Town defender Luke Woolfenden agrees it’s a case of now or never in terms of mounting the level of challenge necessary to capture a play-off place and keep alive the dream of promotion back to the Championship.
Despite the disappointing 2-0 loss at Bolton last week, as the Blues suffered their first defeat since new boss Kieran McKenna took charge last month, Town remain eight points adrift of sixth-placed Oxford United but insist they can be caught.
Victory on Saturday over an Accrington Stanley side currently one place and point ahead of them in the League One table looks like a must for McKenna’s men as they seek to close the gap between them and the play-off zone over their 20 remaining fixtures.

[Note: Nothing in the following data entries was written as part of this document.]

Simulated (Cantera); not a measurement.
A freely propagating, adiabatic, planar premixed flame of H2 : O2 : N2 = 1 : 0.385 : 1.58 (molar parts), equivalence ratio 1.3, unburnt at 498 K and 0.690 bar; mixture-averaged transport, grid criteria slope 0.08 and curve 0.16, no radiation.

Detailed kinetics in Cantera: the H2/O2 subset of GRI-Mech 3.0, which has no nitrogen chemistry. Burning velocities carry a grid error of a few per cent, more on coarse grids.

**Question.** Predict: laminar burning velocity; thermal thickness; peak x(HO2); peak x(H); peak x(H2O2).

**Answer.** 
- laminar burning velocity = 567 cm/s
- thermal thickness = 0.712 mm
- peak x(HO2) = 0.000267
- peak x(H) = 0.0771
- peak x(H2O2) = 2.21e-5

But Woolfenden knows that to have any chance they must achieve the sort of consistency between now and the end of April that has deserted them so far in the current campaign, the Blues’ best run of league form this season seeing them unbeaten over four games in October last year while Paul Cook was still in charge.
"The inconsistency is something we have been desperate to put right,” said the 23-year-old defender.
"It has happened a few times this season, where we’ve thought ‘Now we’ll kick on’ and it just hasn’t happened like that.
"But we need to keep working on it, although to be fair the Wycombe and Gillingham games were good signs and while the Bolton result wasn’t a good sign I thought there were parts of the performance that would be encouraging for the manager.
"It was probably a game that, if anything, it should have ended nil-nil. I don’t think it was a game that either team really did enough to win and probably neither team really deserved to lose, the way it was going.
"If anything, we probably controlled the game better in the second half, which was what made it frustrating because we conceded two really poor goals.
"We have to go on a serious run now because the games tend to fly by at this stage of the season.
"It’s pretty much Saturday-Tuesday for the rest of the season, so we need to get the results and the consistency we need to go on a run.
"We’ve got eight points to make up to get into the play-offs and the only way we can do it is by putting a run together.
"I haven’t given any thought to next season and what happens if we miss out this time round. Right now I think everyone is fully focused on this season because we all believe we can still do it. It’s been done before and the way our performances have been going I don’t think there’s any reason why we can’t do it now.”
Life under new boss McKenna is going well for academy graduate Woolfenden, who was enlisted at the age of 11 when he was attending East Bergholt High School. He progressed to make his senior debut in August 2017 in a 2-0 win over Luton in the League Cup and in April the following year he made his first Championship appearance in a 4-0 victory at Reading.
He added: "I feel it’s been going really well with the new manager and I really enjoy the way we play. The training sessions are really good, as are the gym sessions, which are well worked, and the strategies towards the game plan as well. It has been really enjoyable.
"I think he believes in everyone and with the way we play out from the back he’s told me that I suit the way he wants us to play.
"I think there are times when it opens up for me to go forward, which is something that when I first came into the team it was probably taken away from me as I went on to make more appearances.
"I had to be more of a defender than concentrating on trying to get forward but hopefully I can now get back to playing how I was when I first got into the team.”
Asked if former manager Cook maybe didn’t fully believe in him, Woolfenden replied: "I don’t think it was that. When results aren’t going well and you’ve spent a lot of money on centre-backs you are going to have to play them at some point. He made that pretty clear to me, to be fair, and I had no problem with it.
"When he took me out of the team he said I was playing well but results weren’t going well and we were conceding a lot of goals, so he had to try something else, which was fair enough.”